George Arundale wrote: (Note Mr. Arundale's description of this physical world as a prison-world.)
“I have entered Eternity. The past is for ever behind me. I am delightfully lost in the rapture of pure being. I am. And in these two words is a fathomless, limitless ocean of bliss supreme. But stay! What is this that I hear? What sounds are these that enter into my joy? Can it be — yes, it is — the call of my prison-worlds. But what have I now to do with my prison-worlds? They are behind me, and never need I return to them again. As I realize that I am free, so gloriously free, I feel how wonderful it is to know my safety in the power of this freedom. No power from prison-world can draw me back, for the power of my freedom transcends all other power below. For a moment again I lose myself in rhythmic ecstasy, and then — what is this strange thing which has come upon me? Am I dissatisfied with such a freedom? Am I, it seems impossible, beginning to want to return? It is true. Across the infinite spaces I have placed between myself and the far-off prison-worlds, come to me the cries of those whom prison-fetters still are binding. Can I honorably ignore them? Yes; and yet I cannot ignore them. Let this freedom, this ecstasy, go. I will have none of it while prison-worlds still call — prison-worlds of every kingdom, prison-worlds of the worlds, of systems, of universes. And as I thus resolve, I find myself apparently turning away from my bliss, and all Nature round me watches my return in solemn stillness, and, I must add for truth's sake though I shrink from writing the words, almost as if in homage.
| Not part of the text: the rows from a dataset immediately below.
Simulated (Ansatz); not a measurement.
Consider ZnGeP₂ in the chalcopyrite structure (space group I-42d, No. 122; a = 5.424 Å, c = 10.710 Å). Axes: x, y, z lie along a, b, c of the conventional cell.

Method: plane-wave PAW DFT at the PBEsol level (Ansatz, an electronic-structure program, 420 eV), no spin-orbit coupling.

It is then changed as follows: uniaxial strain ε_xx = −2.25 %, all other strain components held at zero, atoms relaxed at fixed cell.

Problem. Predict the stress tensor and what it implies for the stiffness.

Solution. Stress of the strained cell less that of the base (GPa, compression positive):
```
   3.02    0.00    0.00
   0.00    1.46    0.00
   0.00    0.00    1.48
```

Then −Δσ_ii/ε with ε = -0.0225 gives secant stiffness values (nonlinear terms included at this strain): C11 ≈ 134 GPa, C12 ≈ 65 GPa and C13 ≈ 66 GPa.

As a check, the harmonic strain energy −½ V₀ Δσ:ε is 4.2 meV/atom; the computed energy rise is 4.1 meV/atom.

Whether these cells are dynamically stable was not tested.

“Back, back, I go, and at last I am at the doors of that prison-world I left so recently, but which seems an eternity away from me. The doors open. I enter. And as I enter, it is as if I heard: ‘You went to your freedom as was your right, for you have won it. The call of freedom came, and your ears were ready to hear, for you had fulfilled many of those vows the Monad made in the beginning of time, and in their fulfilment their fetters must needs drop away. Yet for many of your comrades from long ago the fetters still remain; and you have done well to heed the cry which came to you across the empty spaces. No bliss, however rapturous, must ever dull the ear to the cry of suffering and need; rather must it make the ear more sensitive, and the feet more speedy to succor.’

“And so I find myself back in the old routine of prison-life, and am content, for I am needed where I am. But what is this change which has come about? Surely I am not still in prison? Is there a mistake? Have I felt the cry unheeded? I look around me. The age-old prison-world is round me. Yet I am different. I have not returned alone. Something glorious has returned with me, and in its magic the imprisonment seems no imprisonment. It is imprisonment, and yet it is not. Slowly upon me dawns the fact that while the form is there, the life has become free. I dwell a free man in the form. No longer am I bound upon it. No longer need I return to it life after life its slave, though I may return its master. Form has become the servant of my life. Another miracle of transubstantiation, for within the forms freedom has been substituted for necessity. Have I not brought Nirvana back with me? Have not the swaying ecstasies of Divinity-attuned rhythm entered into my very being, thus abiding with me even in the prison-worlds? All I thought I must leave is with me forever. There is no loss in renunciation, only gain. There is no loss in sacrifice, only gain. And this gain is the supreme gain of gains — the gain of added Unity, and of the Love, the Wisdom and the Power which are its threefold agpect.” (George Arundale, Nirvana — An Occult Experience, pages 233-235)​
Apparently Gautama Buddha attained Nirvana shortly before is death. I think he was in his eighties. What is the trajectory/time frame for Theosophists?

As far as I can tell, the "trajectory/time frame for Theosophists" is the same for Buddhists and Hindus. A person achieves enlightenment during his or her lifetime, and then lives out the rest of his or her physical life. Then, the person can either enter Nirvana, or return for another physical rebirth. (There are also intermediary options available, called Sambhogakaya. I wonder if Vaj, etc., will agree with me on this....)

The only real difference that I see between Theosophy and Buddhism is the idea of achieving nirvanic consciousness at the moment of enlightenment. I have not heard such teachings from Buddhist teachers.

It should be pointed out that Buddha lived for many years after achieving enlightenment, then entered Nirvana after his physical death. This follows the Theosophical as well as Buddhist explanation of what transpired. I would not say that Buddha achieved Nirvana shortly before his death, but this is a Theosophical interpretation not a Buddhist one. Pehaps Vaj, etc., can supply us with a "correct" Buddhist timetable of the events in Buddha's life.

I would say there is a difference between the Theosophical and Buddhist ideas of what "entering Nirvana" means. I must say I am still unclear as to the Buddhist answer to this question. The Theosophical answer is that Nirvana is a plane of existence, just like the Physical and Astral planes of existences. A nirvani who still lives in a physical body can "go" to Nirvana at night in full consciousness. The nirvani will then reside on the Nirvanic plane continuously when his or her physical body finally dies. Nirvanic consciousness and residence in Nirvana lasts for a long time, but will only last until consciousness is achieved on even higher planes of existence, for example, the Parinirvanic plane, the Mahaparinirvanic plane, etc. I have never heard Buddhist teachings give this type of detailed explanation.